"THE PAST is always dozing in the ice, waiting to alter the present," wrote essayist Roger Rosenblatt.
IF YOU'VE ever visited the Metropolitan Museum's relatively recent arrangement of Hellenistic, Etruscan and Roman treasures, then you are beholden to a woman named Shelby White. The Met's "Leon Levy and Shelby White Court" attests to her generosity and that of her late husband.
Shelby's biography is replete with Mount Holyoke and Columbia University honors, board membership at the Met, connections to the Freer and Sackler Galleries and the Harvard Museum, to name a few.

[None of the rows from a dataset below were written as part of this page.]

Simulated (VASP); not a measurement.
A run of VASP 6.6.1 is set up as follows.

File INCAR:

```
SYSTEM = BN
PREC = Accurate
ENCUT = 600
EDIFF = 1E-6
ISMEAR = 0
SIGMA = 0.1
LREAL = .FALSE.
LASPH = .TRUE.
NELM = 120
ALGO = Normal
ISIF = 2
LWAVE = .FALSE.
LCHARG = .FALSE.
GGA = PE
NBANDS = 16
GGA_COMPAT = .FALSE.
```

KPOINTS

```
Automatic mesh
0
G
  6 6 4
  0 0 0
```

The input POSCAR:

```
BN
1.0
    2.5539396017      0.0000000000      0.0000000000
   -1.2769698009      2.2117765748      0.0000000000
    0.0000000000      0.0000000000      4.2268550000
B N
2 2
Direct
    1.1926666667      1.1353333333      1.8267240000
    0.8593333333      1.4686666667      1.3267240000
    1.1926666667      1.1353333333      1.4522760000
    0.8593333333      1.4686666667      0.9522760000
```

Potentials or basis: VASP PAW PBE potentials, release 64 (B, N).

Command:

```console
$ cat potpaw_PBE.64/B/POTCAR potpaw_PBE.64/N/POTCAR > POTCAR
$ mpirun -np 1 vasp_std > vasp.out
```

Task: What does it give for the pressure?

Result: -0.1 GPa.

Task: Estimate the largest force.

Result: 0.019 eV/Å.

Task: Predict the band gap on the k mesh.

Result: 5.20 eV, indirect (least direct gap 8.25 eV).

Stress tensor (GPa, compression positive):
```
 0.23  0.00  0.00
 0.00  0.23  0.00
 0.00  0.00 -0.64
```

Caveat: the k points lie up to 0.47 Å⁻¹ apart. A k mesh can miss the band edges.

When her husband was alive, Shelby and Leon were the guiding lights behind the preservation of so many of the ancient world's works of art. They were enthusiastic scholars and collectors. Shelby is a writer as well, the author of a book we have mentioned in this space. "What Every Woman Should Know About Her Husband's Money."
NOW, Shelby has added another feather to her historical, archaeological and collecting cap. She bought a huge Manhattan mansion on 84th Street between 5th and Madison Avenues and completely did it over, creating a gallery, lecture hall and banqueting space.
Here, the Institute for the Study of the Ancient World is her brainchild, in connection with New York University. And Shelby's mansion offers an unprecedented chance to see extraordinary works of art from so-called "Old Europe." (This is a relatively new term, coined in 1984 by archaeologist Marija Gimbutas. It refers to Southeastern Europe, in particular the civilizations of the Danube Valley -- Romania and Bulgaria, as well as Malta.)
My friend, the classical archaeologist Iris Love told me of Shelby's newest venture into the past.
The exhibition at The Institute shows how highly developed pre-Indo-European Neolithic civilization (5000 BC to 3500 BC) really was. The presentation of ceramics and terra cotta statuettes in this show shocks us because of their beauty and sophistication. Also, it is fascinating how similar some of these works are to Neolithic discoveries at Banpo. (Near Xian, the Shaanxi province of China.)
This is the first time these somewhat mysterious artifacts have been shown in the United States and they prove a connection between excavated works of art from the Aegean Sea to Anatolia and, possibly even to Asia.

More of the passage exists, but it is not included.